Choreographer/theater artist Mark Dendy in the past has transformed himself into Jerry Lee Lewis, an evangelical Baptist preacher, a transvestite televangelist and a Southern fundamentalist mother with a lesbian daughter. Now, he’s taking on Elvis.
His dance-theater piece, “Elvis Everywhere,” premieres Wednesday at the American Dance Festival, which commissioned the piece.
“I’ve been working on it for a couple of years,” Dendy said in a recent phone interview.
The wild man from Weaverville (just outside of Asheville) is known for his highly athletic dances as well as serving as an amusing social critic and a clever impersonator. He will forego playing Elvis, however, and instead perform a five-minute solo, “Dystopian Distractions,” as part of this larger piece.
The solo is the one that led him to make the full-length “Elvis Everywhere.” Doing internet research, Dendy discovered one of the many strange connections between Elvis and American culture: an interview with former Secretary of Defense Donald Rumsfeld in which he described meeting Elvis in a dressing room backstage. That interview led to the solo piece, which Dendy performs in a gas mask and U.S. Army uniform. He premiered it last summer at ADF.
Dendy said he sees Elvis as a metaphor for American society. The early King of Rock ‘n’ Roll represents the promise of the United States, he said.

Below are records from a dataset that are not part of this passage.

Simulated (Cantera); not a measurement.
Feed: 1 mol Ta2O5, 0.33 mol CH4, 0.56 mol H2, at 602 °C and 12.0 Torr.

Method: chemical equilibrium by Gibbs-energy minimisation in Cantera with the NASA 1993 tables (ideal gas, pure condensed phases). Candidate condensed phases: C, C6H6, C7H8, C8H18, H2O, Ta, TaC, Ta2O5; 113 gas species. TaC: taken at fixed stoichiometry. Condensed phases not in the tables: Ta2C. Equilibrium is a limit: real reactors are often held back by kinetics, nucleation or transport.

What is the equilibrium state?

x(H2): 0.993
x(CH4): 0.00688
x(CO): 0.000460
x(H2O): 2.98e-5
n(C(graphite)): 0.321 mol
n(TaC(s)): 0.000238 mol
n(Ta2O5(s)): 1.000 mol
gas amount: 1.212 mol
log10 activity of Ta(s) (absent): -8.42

“Elvis is this bright, shining star in the beginning who is so talented, so unique in Elvis’s prime,” Dendy said. Then the King goes to Hollywood to be in movies and, according to the choreographer, ends up serving in the U.S. Army as a propaganda tool.
“Then there’s a decline, a very sad, tragic decline,” Dendy noted, talking about “the overweight, drug-addled Elvis.” That is the Elvis he compares to America of today.
Dendy’s latest piece runs for one hour, and he sees it not only as social satire about our country’s politics, but also a tribute to Elvis. It explores as well, he said, “our gruesome fascination with celebrities.”
Celebrities have become like Greek gods to us, Dendy added. “Elvis’s die-hard fans deem him close to a God. It’s like a religion.”
“Elvis is in every country,” he said. “There are female Elvis impersonators. There are Asian impersonators. There’s a fan club in almost every culture in the world.”
Dendy made “Elvis Everywhere” in collaboration with New York actor Stephen Donovan, who created the video projections and is responsible for the sound, costumes, scenery and other props. Donovan plays the Vegas Elvis in the new piece, although Dendy noted, “Everybody plays Elvis, but there’s one guy in particular, London Brison, that plays young Elvis.”
Dendy does admit to doing his own Elvis impersonation – just once.
“I did Elvis in the seventh grade on ’50s day in junior high school,” he said. “I did the young Elvis. I had my jeans turned up in cuffs. I had on a ’50s shirt. I had my hair slicked back.”
“Elvis Everywhere” is set to open as part of New York Live Arts in New York City in May 2018. Dendy is looking at other possible performances in Philadelphia and Washington, D.C, as well as elsewhere. The piece will be shown at Jacob’s Pillow later this summer in August, but Triangle audiences will get to see it first.
Look for Dendy to appear before the show in the lobby of Duke’s Reynolds Industries Theater as Elvis’s mother, Gladys, where he will be handing out peanut butter-and-banana sandwiches.
What: “Elvis Everywhere” presented by dendy/donovan projects
When: 8 p.m. Wednesday-Thursday, July 12-13
Where: Reynolds Industries Theater, Duke University, Durham
More: An after-party will be held 9:30 p.m.-midnight on Thursday with Dendy and his dancers at The Tavern on W. Markham Avenue in Durham. There will be an Elvis costume contest, prizes and karaoke.